Doctrine

The movement claim that Swift v. Tyson establishes the Constitution as 'predicated upon the common law' and federal courts as applying common law as the foundational basis of federal jurisprudence is unsupported

Unsupported 4 min read May 12, 2026

The movement proposition

Treatise #2’s historical claim H5 — that “the Constitution presupposes and is predicated upon the common law” — rests primarily on Swift v. Tyson, 41 U.S. (16 Pet.) 1, 11-13 (1842). Beers reads Swift as establishing that federal courts apply common law as the foundational basis of federal jurisprudence, and uses this reading to support the broader claim that common law (rather than positive-law statute) is the operative legal system within which the Constitution should be interpreted.

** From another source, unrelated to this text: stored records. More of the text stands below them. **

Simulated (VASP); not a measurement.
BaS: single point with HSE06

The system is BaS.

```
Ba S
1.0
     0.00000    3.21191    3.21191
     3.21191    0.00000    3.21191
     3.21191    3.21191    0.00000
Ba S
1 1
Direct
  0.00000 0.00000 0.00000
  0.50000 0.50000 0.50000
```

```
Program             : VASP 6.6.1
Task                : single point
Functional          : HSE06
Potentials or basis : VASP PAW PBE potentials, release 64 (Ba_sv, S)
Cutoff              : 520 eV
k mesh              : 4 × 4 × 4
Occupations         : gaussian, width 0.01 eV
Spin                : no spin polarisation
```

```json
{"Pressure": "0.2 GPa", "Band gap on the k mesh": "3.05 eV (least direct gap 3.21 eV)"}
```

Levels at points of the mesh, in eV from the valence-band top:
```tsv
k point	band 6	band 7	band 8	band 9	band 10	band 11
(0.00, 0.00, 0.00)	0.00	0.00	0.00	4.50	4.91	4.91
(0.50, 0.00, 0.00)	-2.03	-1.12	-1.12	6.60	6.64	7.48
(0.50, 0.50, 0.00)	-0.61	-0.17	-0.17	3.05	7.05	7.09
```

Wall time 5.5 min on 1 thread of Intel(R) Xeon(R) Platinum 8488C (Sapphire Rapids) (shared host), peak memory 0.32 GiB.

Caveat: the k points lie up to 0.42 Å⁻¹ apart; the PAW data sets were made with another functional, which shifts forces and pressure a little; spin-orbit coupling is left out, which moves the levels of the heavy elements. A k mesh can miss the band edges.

The claim is load-bearing for several of Beers’s downstream moves. If the Constitution is “predicated upon the common law,” and common law (in Beers’s reading) is bible-founded and pre-legislative, then properly-enacted statutes that depart from common-law procedure can be treated as departures from the constitutional framework itself. The reading anchors Treatise #2’s broader argument that “law of the land” excludes statutes (H4) and the corpus’s broader argument that positive law operates outside the legitimate framework Beers identifies.

The authority

Swift v. Tyson, 41 U.S. (16 Pet.) 1 (1842) was a diversity-jurisdiction case decided by Justice Joseph Story for the Supreme Court. The substantive question concerned § 34 of the Judiciary Act of 1789 — the Rules of Decision Act — which provided that in cases at common law in federal court, “the laws of the several states” should be regarded as the rules of decision. Story’s holding: “the laws of the several states” did not include state-court interpretations of general commercial-law principles. In commercial-law diversity cases, federal courts could develop their own “general” federal common law independent of state-court rulings. The case became the doctrinal foundation for federal general common law for nearly a century.

The “predicated upon the common law” language Beers cites at 16 Pet. 11 appears in counsel’s argument (Dana’s brief for Swift), not in Story’s opinion. The Cornell LII text:

“the constitution pre-supposes, and is predicated upon the existence of the common law.”

“In common parlance, the word ’laws,’ in the plural, means, and did mean in 1789, legislative enactments.”

These passages are part of the brief’s argument to the Court, preserved in the official reports along with the opinion. They are not the Court’s words. Counsel’s argument is not authority for any proposition.

What overruled Swift

In 1938, ninety-six years after Swift, the Supreme Court overruled it. Erie Railroad Co. v. Tompkins, 304 U.S. 64 (1938), held that federal courts sitting in diversity must apply the substantive law (statutory or judge-made) of the state in which they sit. Justice Brandeis for the Court:

“There is no federal general common law. Congress has no power to declare substantive rules of common law applicable in a state whether they be local in their nature or ‘general,’ be they commercial law or a part of the law of torts.”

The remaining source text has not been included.